While I don't care so much who got notified first (any given embargo timeline is going to frustrate large numbers of HN people; if that's a problem for you, start finding bugs or post a bounty), I find several things not to like in Cloudflare's marketing. Near as I can tell, Cloudflare is the origin of the notion that TLS private keys weren't going to be in the heap near packet data, a supposition they jumped to for no reason I can discern.
They didn't find the bug. They benefited from a heads-up on the bug. Then they promoted a mistaken assumption about the bug, along with a gamified challenge site that was in fact a poor vehicle for investigating nginx+OpenSSL (how about, for instance, any decent debugger instead?).
Meanwhile, ops teams at big companies were in heated debates with security about whether keys needed to roll.
There are good people working at Cloudflare and I'm not part of any outrage battalion. I'm just not a fan of how they handled this particular incident.
To be fair, Cloudflare didn't just jump to this conclusion for no reason, they apparently did test this by looking at the location of request buffers compared to the private key, trying to extract it themselves, and investigating the heap layout as a whole: http://blog.cloudflare.com/answering-the-critical-question-c... They probably just got some or all of their assumptions wrong, as many have.

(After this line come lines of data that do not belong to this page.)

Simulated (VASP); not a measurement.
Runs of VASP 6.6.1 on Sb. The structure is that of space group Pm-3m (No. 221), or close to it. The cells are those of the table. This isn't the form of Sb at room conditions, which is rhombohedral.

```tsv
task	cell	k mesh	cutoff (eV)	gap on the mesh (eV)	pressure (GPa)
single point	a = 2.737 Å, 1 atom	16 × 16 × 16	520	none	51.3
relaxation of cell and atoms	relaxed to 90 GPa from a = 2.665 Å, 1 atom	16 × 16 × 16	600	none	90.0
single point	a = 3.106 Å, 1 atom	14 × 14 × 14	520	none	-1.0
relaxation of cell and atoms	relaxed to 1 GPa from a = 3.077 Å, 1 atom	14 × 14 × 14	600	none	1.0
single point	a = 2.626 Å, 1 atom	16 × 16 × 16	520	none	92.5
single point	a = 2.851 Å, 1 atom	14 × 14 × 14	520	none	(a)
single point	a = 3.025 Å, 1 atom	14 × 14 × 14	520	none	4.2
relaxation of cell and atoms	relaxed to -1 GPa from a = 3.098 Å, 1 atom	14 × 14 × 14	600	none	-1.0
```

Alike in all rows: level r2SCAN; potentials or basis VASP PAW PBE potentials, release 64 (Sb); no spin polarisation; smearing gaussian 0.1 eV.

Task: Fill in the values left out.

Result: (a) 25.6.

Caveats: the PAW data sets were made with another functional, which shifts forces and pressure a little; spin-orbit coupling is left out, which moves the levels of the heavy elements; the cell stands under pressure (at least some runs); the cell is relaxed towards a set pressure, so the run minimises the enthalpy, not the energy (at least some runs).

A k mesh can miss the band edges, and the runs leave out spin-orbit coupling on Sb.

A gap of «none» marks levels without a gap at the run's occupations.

I did what Willem did: I instrumented a small OpenSSL driver program and snapshotted memory. I did not go through the effort Jeremi Gosney and Willem and Thai and Ben Murphey went through to trace things through the code, but it was immediately apparent that there was more going on than the blog post Cloudflare wrote suggested.
More importantly, the whole thesis of that blog post is that RSA private keys are loaded into memory once and never moved again. But that's obviously not true: intermediates based on private key components are created during Montgomery multiplication, for instance.
The bigger problem is not that Cloudflare got things wrong. It's that they (a) marketed the wrong conclusion, and (b) put the conclusion to trial in a way that spent smart people's time unnecessarily.
Here was our initial conclusion from the CloudFlare post you referenced:
============
We think the stealing private keys on most NGINX servers is at least extremely hard and, likely, impossible. Even with Apache, which we think may be slightly more vulnerable, and we do not use at CloudFlare, we believe the likelihood of private SSL keys being revealed with the Heartbleed vulnerability is very low. That’s about the only good news of the last week.
We want others to test our results so we created the Heartbleed Challenge. Aristotle struggled with the problem of disproving the existence of something that doesn’t exist. You can’t prove the negative, so through experimental results we will never be absolutely sure there’s not a condition we haven’t tested. However, the more eyes we get on the problem, the more confident we will be that, in spite of a number of other ways the Heartbleed vulnerability was extremely bad, we may have gotten lucky and been spared the worst of the potential consequences.
That said, we’re proceeding assuming the worst. With respect to private keys held by CloudFlare, we patched the vulnerability before the public had knowledge of the vulnerability, making it unlikely that attackers were able to obtain private keys. Still, to be safe, as outlined at the beginning of this post, we are executing on a plan to reissue and revoke potentially affected certificates, including the cloudflare.com certificate.
Vulnerabilities like this one are challenging because people have imperfect information about the risks they pose. It is important that the community works together to identify the real risks and work towards a safer Internet. We’ll monitor the results on the Heartbleed Challenge and immediately publicize results that challenge any of the above.
============
Which is exactly what we did. To be clear, we were wrong. Our mistaken assumption was focusing on the private key itself and not focusing enough on the exponents that are used to generate the key -- which is what the researchers who solved the challenge were able to obtain. As the wishy-washy conclusion above hopefully makes clear, even when we said it was hard to get the private keys, we were very uncertain and uncomfortable with that conclusion. That's why we posted the challenge. What the challenge did was answer the question definitively: you can get private SSL keys. Knowing that has been valuable for us in deciding to accelerate reissue/revocation process for all the certs we manage on behalf of our customers. Remember: at our scale, revoking hundreds of thousands of certs risked breaking our CA partners' infrastructure, so it wasn't without a cost. Knowing the risk is higher than we originally thought accelerated our efforts which will be complete in the next 48 hours. And, beyond CloudFlare, our hope is knowing the risk is real and proven has benefited other organizations as well.
Look, I'm arguing this because I'm a nerd and because I know you're wrong, not because I think this is a moral crusade or anything. But, once again:
Your "Cloudflare Challenge" (that's what you called it) was not a particularly useful way to answer the question posed by Heartbleed. What you want to know is, "is there private key material in heap memory?", or, to make things even simpler, "are our assumptions about how key material hits heap memory accurate?". The correct way to answer this question is to instrument and analyze an OpenSSL/nginx runtime, not to create and market a treasure hunt for an undisclosed private key on a single site.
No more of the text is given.